Charles C. Jones Seminar
Computer Vision with Big Weakly-Labeled Data. With Prof. Lorenzo Torresani, Computer Science at Dartmouth.
Abstract: Most modern computer vision methods employ a strongly-supervised learning paradigm that requires training on massive collections of richly-labeled images. These rich labels are provided by either human annotators or auxiliary sensors. For example, in order to build a model that automatically localizes and recognizes cars in pictures, it is necessary to train it on thousands of image examples containing manually selected regions specifying the locations of cars in each photo. Similarly, scene depth estimation techniques are customarily trained on large datasets of RGBD images, i.e., photos obtained with depth sensors that capture not only the color information (the RGB channels) but also the depth of the scene (the D channel). Unfortunately, the reliance on time-consuming human labeling or sensory data collection greatly limits the applicability of these methods to new settings or novel domains.
In this talk I will discuss the idea of eliminating or reducing the need for rich labels by leveraging existing large repositories of weakly-labeled images, i.e., photos annotated only with class labels indicating which objects are present but not their location. First, I will discuss self-taught object localization, a method that learns to localize objects without strong human supervision, i.e., without region annotations. Then, I will present an algorithm for depth estimation that achieves accuracy superior to the state-of-the-art while using two orders of magnitude less RGBD training data.

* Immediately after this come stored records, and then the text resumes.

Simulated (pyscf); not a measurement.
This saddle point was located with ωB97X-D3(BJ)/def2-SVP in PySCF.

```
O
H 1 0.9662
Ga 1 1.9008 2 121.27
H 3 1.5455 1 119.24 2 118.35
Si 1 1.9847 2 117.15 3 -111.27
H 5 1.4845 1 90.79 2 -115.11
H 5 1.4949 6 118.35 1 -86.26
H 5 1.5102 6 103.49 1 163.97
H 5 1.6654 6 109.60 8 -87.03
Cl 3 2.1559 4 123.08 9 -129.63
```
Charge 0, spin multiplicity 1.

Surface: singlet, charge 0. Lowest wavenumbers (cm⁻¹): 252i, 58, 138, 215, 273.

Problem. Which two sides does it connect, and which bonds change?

Biography: Lorenzo Torresani is an Associate Professor in the Computer Science Department at Dartmouth College. He received a Laurea Degree in Computer Science with summa cum laude honors from the University of Milan (Italy) in 1996, and an M.S. and a Ph.D. in Computer Science from Stanford University in 2001 and 2005, respectively. In the past, he has worked at several industrial research labs including Microsoft Research Cambridge, Like.com and Digital Persona. His research interests are in computer vision and machine learning. He is the recipient of several awards, including a CVPR best paper prize, a National Science Foundation CAREER Award, and a Google Faculty Research Award.